Smart Law: How to make smart contracts actually useful?

Or why smart contracts also require smart law

Note: this is the first article in my upcoming series on smart contracts; should you want to provide any feedback or contribute to the debate, please feel free to contact me by e-mail to

As a lawyer, I have been fascinated about smart contracts ever since I have first been introduced to them. Just as smartphones have forever changed nearly every single facet of our daily lives (from dating apps to business communication tools), an idea of “smart” contracts seemed to be a game changer for the whole legal industry.

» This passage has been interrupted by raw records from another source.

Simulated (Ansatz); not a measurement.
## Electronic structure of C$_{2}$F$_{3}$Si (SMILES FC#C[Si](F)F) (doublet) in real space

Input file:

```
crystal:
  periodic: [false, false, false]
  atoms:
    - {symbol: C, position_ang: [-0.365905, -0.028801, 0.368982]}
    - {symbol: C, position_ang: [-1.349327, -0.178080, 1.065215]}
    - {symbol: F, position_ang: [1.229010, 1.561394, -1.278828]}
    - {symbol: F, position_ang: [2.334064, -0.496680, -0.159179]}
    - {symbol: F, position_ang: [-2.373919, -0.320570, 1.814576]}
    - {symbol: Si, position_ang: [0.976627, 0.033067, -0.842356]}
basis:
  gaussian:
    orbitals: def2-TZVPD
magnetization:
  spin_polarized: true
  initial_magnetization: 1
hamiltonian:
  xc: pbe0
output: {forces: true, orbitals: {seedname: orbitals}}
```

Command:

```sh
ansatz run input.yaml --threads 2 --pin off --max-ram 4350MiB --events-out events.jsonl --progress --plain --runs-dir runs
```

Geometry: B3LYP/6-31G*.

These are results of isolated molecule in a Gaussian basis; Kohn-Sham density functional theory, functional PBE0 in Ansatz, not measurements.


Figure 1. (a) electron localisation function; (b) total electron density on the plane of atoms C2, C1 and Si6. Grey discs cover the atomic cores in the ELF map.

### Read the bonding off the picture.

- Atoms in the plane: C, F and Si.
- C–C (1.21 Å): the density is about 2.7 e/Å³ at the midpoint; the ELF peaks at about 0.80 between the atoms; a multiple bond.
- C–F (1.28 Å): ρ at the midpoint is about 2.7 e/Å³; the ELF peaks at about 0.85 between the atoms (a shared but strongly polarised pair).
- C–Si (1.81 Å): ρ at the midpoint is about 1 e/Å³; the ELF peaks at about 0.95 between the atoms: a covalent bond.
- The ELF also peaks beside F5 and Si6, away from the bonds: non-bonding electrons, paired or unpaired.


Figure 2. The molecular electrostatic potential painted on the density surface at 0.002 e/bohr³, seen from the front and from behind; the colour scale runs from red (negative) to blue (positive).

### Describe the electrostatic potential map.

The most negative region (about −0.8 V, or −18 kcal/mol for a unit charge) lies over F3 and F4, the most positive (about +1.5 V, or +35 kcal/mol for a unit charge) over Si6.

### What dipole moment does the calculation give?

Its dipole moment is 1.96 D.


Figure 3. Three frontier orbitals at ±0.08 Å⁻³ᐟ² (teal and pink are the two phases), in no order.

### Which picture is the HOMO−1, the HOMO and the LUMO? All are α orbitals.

Under the concept of a smart contract, I envisaged a world of seamless, efficient and self-enforcing business and consumer transactions.

I imagined a world:

  • Where a signed contract is not some forgotten piece of paper lying in a drawer, but rather a user-friendly, living instrument;
  • Where a contract is not merely a tool that helps parties regulate their transactions, but also to enforce them.

In not so distant future and with the help of artificial intelligence, smart contracts might become even self-amending programs. In case of a dispute, fully autonomous (artificially intelligent) digital courts may step in, in order to reach a decision — which could then be even automatically enforced.

Whereas possibilities, in theory, seem practically unlimited, the current reality of smart contracts is, at best, rather bleak.

Currently, there are numerous ICOs out there promising progress in the field of Legal Tech. Their respective digital products, however, seem rather technically impractical and of a very limited capacity:

  • In essence, the basic functionality of existing (unduly called so) “smart” contracts usually comes down only to providing escrow mechanisms for most simple payments;
  • Often, some “arbitration” mechanism to solve potential disputes is also envisaged. However, all implementations so far are in reality very rudimentary (users as arbitrators to assess potentially complex legal questions), costly (expensive double fees — both for the use of the platform AND as a remuneration for arbitrators) as well as legally questionable (non-existent arbitration clauses, unknown rules of such arbitration and problematic enforceability);

As such, current smart contracts are often quite unfriendly to all users who are not programming specialists or are for whatever reason technically not enough savvy.

Also, numerous legal questions remain unresolved. To list just a few:

  • How to ensure compliance with applicable AML / KYC legislation, especially in a cross-border context?
  • How to comply with relevant tax legislation (VAT, withholding taxes, sales tax, etc.)?
  • How to resolve the issue of the validity of the contract when one (or both) of the parties remain anonymous?
  • How to assess the content of the contract and rights of each party in case of breach of an obligation that was not explicitly foreseen (but is implied) in the contract (due to its oversimplification and non-inclusion of otherwise standardized clauses)?
  • Which law is to be applied for the assessment of the contract and which judicial authority shall have jurisdiction in such a case?

It is unquestionable that such smart contracts (in their present stage of development) have a much-limited scope of application and usability. As shown above, this is true both in technical as well as in legal sense.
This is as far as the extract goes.